Harbor Nocturne by Joseph Wambaugh

Harbor Nocturne  by  Joseph Wambaugh

Mysterious Press

        Joseph Wambaugh has been heralded as the “father of the modern police novel.”  In his latest book, Harbor Nocturne, he reminds us why he deserves that title.  Set in San Pedro, a district in southern Los Angeles, the plot focuses primarily on a young immigrant woman named Lita Medina and a longshoreman named Dinko Babitch.  When their paths cross in a Hollywood nightclub, both of their lives will be inexorably changed as they are dragged into the dark underworld of human trafficking following the disappearance of one of the dancers in the club and the discovery of more than a dozen bodies in a shipping container.

This book also features the return of many of the characters of the Hollywood Station series.  The author takes us on a whirlwind tour of the stranger places in Los Angeles with familiar characters like Flotsam and Jetsam, the Unicorn, Hollywood Nate, and several new members of the crew.  Wambaugh takes what could be one-note quirky characters and develops them into rich, full people that make us laugh with their jokes and ache at their pain.  He grants us a glimpse into the lives of the officers patrolling the streets through their superstitions and the varied ways of dealing with difficult or tragic situations like no other author could.
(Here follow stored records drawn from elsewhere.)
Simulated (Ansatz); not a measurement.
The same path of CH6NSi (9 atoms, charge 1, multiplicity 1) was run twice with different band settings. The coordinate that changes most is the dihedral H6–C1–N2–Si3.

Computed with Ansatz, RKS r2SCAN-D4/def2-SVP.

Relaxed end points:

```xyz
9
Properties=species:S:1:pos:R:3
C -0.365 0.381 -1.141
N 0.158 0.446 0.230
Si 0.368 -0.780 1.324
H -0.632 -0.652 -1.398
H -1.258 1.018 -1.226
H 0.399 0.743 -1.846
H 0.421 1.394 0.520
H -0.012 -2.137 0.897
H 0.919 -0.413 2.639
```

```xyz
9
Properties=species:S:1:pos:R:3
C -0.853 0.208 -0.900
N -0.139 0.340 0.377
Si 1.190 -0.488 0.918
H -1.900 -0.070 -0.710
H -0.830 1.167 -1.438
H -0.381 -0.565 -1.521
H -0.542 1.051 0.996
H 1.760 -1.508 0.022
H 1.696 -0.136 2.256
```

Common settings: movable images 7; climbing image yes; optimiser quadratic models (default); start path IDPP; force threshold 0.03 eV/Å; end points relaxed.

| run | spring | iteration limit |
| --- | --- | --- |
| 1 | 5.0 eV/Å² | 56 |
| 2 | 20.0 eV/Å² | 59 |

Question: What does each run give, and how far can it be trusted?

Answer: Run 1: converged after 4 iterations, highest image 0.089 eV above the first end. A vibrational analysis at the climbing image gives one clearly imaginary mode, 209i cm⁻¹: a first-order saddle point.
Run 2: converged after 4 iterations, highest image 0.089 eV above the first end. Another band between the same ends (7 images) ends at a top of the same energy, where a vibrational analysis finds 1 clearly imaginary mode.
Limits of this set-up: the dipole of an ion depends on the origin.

Blending humor, violence, love, tragedy, and suspense, Wambaugh crafts a flawless tale that is not to be missed.  The patrol scenes with various members of the Hollywood Station are so real you would swear you were sitting in the back seat of the squad car.  The love story never feels sappy or tacked on, but is instead, shockingly human and richly realized.  As the seemingly unrelated stories knit together, the pages will fly by until the dramatic and heart-wrenching conclusion.  While it is still early, I have no reservation in saying that this will rank in my top novels of 2012.  If you are looking to start your summer reading off with a bang, be the first in line to grab this book.